A DECADE later, America's post-9/11 descent into torture is still an open wound for many - as folks are finding out this week at Drexel University Law School.
A Philadelphia lawyers' group is ripping the law school for hosting a talk this afternoon by John Yoo, the ex-Justice Department lawyer who crafted the legal justification for the Bush administration's use of waterboarding and other torture tactics on terrorism suspects.
The National Lawyers Guild called Yoo's slated appearance "deplorable," adding that his legal advice had sparked "negative repercussions in American foreign relations that we are still dealing with a dozen years later."
Drexel Law officials said students had suggested bringing Yoo - an Episcopal Academy grad and a onetime Inquirer op-ed columnist - to speak.
"We are proud to have a diverse array of student organizations that hold a wide spectrum of ideological views and who debate issues vigorously both inside and outside the classroom," Roger Dennis, the dean of the law school, said in an emailed statement. "That's exactly the way an academic institution should operate, and I think it's more than appropriate for the law school to provide a forum for vigorous debate."
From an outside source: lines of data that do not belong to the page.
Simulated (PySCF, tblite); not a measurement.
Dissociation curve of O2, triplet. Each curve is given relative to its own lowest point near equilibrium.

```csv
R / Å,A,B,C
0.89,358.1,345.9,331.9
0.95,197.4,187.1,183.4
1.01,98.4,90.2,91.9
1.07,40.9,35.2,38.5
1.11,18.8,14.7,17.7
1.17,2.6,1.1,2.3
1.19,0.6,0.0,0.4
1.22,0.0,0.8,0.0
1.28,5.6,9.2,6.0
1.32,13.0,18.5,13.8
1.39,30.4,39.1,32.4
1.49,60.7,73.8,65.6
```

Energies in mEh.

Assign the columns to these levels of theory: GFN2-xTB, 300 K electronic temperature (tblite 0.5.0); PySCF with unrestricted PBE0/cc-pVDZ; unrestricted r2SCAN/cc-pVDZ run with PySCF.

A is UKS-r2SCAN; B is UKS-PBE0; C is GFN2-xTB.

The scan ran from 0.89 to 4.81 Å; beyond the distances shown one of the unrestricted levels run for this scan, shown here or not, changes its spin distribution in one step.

The event is not open to the public.
Yoo has been a lightning rod for controversy and protests over his legal opinions that waterboarding and other torture methods on terrorism suspects were not war crimes and that the Geneva Conventions did not apply to al Qaeda prisoners. Although his work came to be sharply criticized by the Justice Department's Office of Professional Responsibility, Yoo landed a position teaching law at the University of California, Berkeley.
Michele Grant, co-chairwoman of the Philadelphia chapter of the National Lawyers Guild and a Drexel Law alum, said the school shouldn't give Yoo a platform.
"Torture is wrong, it's illegal and it's immoral," Grant said.